NEW YORK (AP) — Panera reported a lower quarterly profit on Tuesday and cited the "unusually severe weather" for dampening sales at its bakery cafes.
The company, based in St. Louis, also lowered the top end of its profit and sales forecast for the year, sending shares down in after-market trading.
For the first three months of the year, Panera Bread Co. said sales at established locations edged up just 0.1 percent. A decline in transactions was barely offset by an increase in the average amount people spent per visit. Even when stripping out the impact of the weather and calendar shifts, Panera said guest counts declined by 1.3 percent to 1.8 percent.
The decline comes as Panera works to overhaul the way its cafes operate. CEO Ron Shaich has conceded that the system for ordering and picking up food at a nearby counter can be like a chaotic "mosh pit." To change that, the company plans to roll out a format called "Panera 2.0" at its cafes that includes mobile ordering and a streamlined pickup process for to-go orders.

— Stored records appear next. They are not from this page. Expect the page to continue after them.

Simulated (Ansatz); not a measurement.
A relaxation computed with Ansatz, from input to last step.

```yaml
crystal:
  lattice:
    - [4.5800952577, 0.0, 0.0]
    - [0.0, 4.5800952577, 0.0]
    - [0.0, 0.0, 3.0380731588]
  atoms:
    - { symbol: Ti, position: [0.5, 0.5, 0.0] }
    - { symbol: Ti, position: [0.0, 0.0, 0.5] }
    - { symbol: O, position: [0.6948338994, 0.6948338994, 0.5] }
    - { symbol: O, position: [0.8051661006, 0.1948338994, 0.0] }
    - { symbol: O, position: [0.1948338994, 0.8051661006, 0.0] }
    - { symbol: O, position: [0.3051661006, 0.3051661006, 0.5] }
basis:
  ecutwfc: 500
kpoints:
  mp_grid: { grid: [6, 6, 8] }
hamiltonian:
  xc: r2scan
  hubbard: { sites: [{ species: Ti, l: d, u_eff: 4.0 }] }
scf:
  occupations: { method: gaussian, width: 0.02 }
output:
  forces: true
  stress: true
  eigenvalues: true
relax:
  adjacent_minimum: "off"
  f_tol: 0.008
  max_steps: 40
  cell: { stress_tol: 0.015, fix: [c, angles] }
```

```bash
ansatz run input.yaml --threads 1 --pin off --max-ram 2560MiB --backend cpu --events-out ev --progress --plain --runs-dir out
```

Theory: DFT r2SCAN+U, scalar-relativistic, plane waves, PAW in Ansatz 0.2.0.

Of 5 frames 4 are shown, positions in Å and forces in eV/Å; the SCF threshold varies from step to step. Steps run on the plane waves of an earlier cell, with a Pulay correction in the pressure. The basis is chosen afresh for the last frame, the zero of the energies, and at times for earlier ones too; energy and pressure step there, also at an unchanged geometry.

But it's too soon to tell whether the efforts will pay off in an industry that remains highly competitive.
The company earned $42.4 million, or $1.55 per share, for the first quarter. That topped the $1.52 per share Wall Street expected. A year ago, the company earned $48.1 million, or $1.64 per share.
Revenue rose to $605.3 million, above the $597.4 million analysts expected, according to FactSet. Operating margin declined as the company invested in improving its operations and increased marketing spending.
Panera now expects sales at established company-owned cafes to rise 2 percent to 3.5 percent, instead of the 2 percent to 4 percent growth it previously forecast.
Earnings for the full year are expected to be between $6.80 and $7 per share. Previously, the company had forecast between $6.80 and $7.05 per share. Analysts expect $6.93 per share.
Panera, which has about 1,800 locations, said sales at its company-owned locations were up about 0.4 percent for the first 27 days of the current quarter.
Its stock fell more than 5 percent to $155 in after-hours trading.